Opinion
No. 10761.
May 24, 1979.
APPEAL FROM THE CIRCUIT COURT, JASPER COUNTY, BEN F. PYLE, J.
Phillip A. Glades, Joplin, for appellant.
John D. Ashcroft, Atty. Gen., Michael H. Finkelstein, Asst. Atty. Gen., Jefferson City, for respondent.
A jury found defendant guilty of assault with intent to do great bodily harm without malice aforethought and he received a sentence of five years' imprisonment. Defendant appeals.
Defendant's sole "point relied on" is that he was entitled to a new trial because of jury misconduct and that the trial court erred in failing to grant that relief. This claim of error was assigned initially in defendant's motion for new trial.
The alleged misconduct consisted of a juror making an unauthorized inspection of the yard of the house where the offense occurred. Defendant claims that the inspection took place after the close of the first day's session of the two-day trial and that the juror, on the second day (and prior to the return of the verdict) discussed the results of the inspection with at least one other member of the jury.
The only testimony concerning the alleged misconduct came from the juror who made the inspection. The state objected to the testimony on the ground that the juror lacked competency to impeach the verdict. The trial court received the evidence "subject to the objection" but made no express ruling thereon. The trial court denied the motion.
The briefs of the parties devote considerable attention to the issue of the competency of the juror to impeach the verdict. That issue need not be decided for the reason that the point has not been preserved for appellate review.

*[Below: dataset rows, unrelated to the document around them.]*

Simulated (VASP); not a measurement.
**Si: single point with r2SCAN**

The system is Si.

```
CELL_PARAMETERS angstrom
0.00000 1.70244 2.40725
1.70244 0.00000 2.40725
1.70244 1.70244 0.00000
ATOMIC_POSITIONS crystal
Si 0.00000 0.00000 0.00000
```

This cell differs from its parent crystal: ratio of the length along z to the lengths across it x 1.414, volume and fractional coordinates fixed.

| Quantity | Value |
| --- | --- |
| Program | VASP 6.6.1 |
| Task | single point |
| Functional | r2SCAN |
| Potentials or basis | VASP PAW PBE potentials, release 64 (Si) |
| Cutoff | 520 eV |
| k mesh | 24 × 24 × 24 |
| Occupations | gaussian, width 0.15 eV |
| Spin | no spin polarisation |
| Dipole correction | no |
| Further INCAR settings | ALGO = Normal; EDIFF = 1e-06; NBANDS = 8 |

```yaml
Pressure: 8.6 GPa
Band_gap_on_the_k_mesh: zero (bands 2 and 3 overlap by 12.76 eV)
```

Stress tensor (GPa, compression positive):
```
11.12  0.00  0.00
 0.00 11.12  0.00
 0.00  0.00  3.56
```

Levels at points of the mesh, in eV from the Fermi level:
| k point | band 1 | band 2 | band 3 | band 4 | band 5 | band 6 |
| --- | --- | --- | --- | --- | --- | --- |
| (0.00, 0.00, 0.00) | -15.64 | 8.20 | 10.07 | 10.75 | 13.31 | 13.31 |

"[T]he rule is well established that a jury speaks only through its verdict and that a juror will not be heard to impeach a verdict, whether the alleged misconduct occurred inside or outside the jury room. State v. McDaniel, Mo., 392 S.W.2d 310. In the same tenor is State v. Beal, Mo., 474 S.W.2d 830, that testimony by a juror as to misconduct is inadmissible to impeach the verdict." State v. Foster, 490 S.W.2d 659, 661[2] (Mo.App. 1973).
"Where a claim of misconduct on the part of a juror is first presented in a motion for new trial, `an affirmative showing must be made that defendant and his counsel were ignorant of the fact until after the trial.' State v. Reeder, 394 S.W.2d 355, 357[1] (Mo. 1965). This record contains no such showing. The point has not been preserved for appellate review. Reeder, supra; State v. Turley, 452 S.W.2d 65, 69[8] (Mo. 1970); State v. Maples, 96 S.W.2d 26, 30[13] (Mo. 1936); State v. McVey, 66 S.W.2d 857, 859[7-9] (Mo. 1933); State v. Warren, 469 S.W.2d 662, 663[2] (Mo.App. 1971); State v. Robbins, 455 S.W.2d 24, 27[7, 8] (Mo.App. 1970)." State v. Bollinger, 560 S.W.2d 606, 608[3] (Mo.App. 1978).
Additional authorities to the same effect are cited marginally. No such "affirmative showing" is in the instant record.
State v. McGee, 336 Mo. 1082, 83 S.W.2d 98, 104[8] (1935); State v. Vinson, 503 S.W.2d 40, 41 (Mo.App. 1973); State v. Foster, 490 S.W.2d 659, 661 (Mo.App. 1973); State v. Blair, 280 S.W.2d 687, 689[2] (Mo.App. 1955). See also 58 Am.Jur.2d 269 New Trial § 78.
The judgment is affirmed.
TITUS, J., and CAMPBELL, BARKER and HENRY, Special Judges, concur.